A cashless India is an impractical idea in the near future.
It will need a change of mindset
Inarguably, “cashless India” is a good goal to strive for. It is good to be ambitious and seize the opportunity created by the current demonetisation drive. However, one needs to tamper one’s expectations with what is achievable in near term or even over next two-three years.
To be able to go cashless, one needs to have both supply and demand conditions in place. On the supply side, one needs appropriate infrastructure as well as people well-trained in use of different modes of cashless transactions. And on the demand side, one needs a digitally literate consumer who is also “willing” to make a switchover to using cashless modes of transaction. Additionally, there ought to be in place financial incentives for all actors, on both sides, to prefer cashless transactions over using paper currency. These are then the basic conditions needed to promote cashless India. Even if one is able to secure these basic conditions, which is a giant leap for India’s scale, cashless India is not guaranteed for a few very good reasons.
In rural, low-income settings, people enter into numerous, small value transactions on a daily basis. At least for small value transactions, the ease that paper currency provides is unmatched. Even in developed countries it is not uncommon to see people conducting small value transactions in cash. It is one thing to create a few cashless villages as “model” villages, as is being done by some corporate and business houses, but quite a different challenge to be talking about cashless villages pan-India.

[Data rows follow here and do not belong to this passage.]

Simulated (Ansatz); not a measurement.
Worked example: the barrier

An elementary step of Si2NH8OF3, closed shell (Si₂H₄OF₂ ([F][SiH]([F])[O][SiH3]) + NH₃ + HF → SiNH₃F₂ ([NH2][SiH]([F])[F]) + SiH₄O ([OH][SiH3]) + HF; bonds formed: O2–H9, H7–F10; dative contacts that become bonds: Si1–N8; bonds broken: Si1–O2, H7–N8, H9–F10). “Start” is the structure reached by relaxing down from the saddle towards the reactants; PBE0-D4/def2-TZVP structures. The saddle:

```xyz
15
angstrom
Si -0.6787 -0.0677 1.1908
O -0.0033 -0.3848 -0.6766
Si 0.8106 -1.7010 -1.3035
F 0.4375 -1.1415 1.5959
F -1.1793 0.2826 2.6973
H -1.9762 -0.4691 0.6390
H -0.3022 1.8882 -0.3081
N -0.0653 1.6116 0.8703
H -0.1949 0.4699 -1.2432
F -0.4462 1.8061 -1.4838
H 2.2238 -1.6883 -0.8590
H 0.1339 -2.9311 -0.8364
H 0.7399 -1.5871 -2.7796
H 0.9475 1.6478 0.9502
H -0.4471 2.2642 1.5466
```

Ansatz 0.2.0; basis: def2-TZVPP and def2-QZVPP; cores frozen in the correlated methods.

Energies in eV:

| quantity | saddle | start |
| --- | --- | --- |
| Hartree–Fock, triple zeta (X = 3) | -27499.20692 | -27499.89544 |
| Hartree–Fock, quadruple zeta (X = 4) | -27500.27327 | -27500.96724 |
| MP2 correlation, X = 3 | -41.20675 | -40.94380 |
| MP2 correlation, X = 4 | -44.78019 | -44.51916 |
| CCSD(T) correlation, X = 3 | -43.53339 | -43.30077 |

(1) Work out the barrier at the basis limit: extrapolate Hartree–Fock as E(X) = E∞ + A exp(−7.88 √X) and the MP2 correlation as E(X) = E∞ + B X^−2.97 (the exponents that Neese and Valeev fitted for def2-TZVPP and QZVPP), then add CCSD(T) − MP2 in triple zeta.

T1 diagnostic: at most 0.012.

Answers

Why talk of rural settings alone? Even in urban settings, where putting the basic conditions for cashless India is relatively easy, this is going to be a significant challenge. I illustrate this with my personal experience.
A few shopkeepers in my neighbourhood market are refusing to introduce digital payment options, and for those who have introduced them, it is definitely not their preferred choice.
They would rather give additional cash discounts than accept payment in digital form. Why so? It is not that they are digitally illiterate. Many of them are already using smartphones. It is also not that they are “fence sitters,” adopting “wait and watch” strategy. The fact is that most of them have been under-reporting their sales and income and paying much less tax to the government than they should have been. By going cashless, their “true” sale/income would be revealed and they would have to shell out much higher taxes. It’s little wonder then why these shopkeepers are refusing to switch over.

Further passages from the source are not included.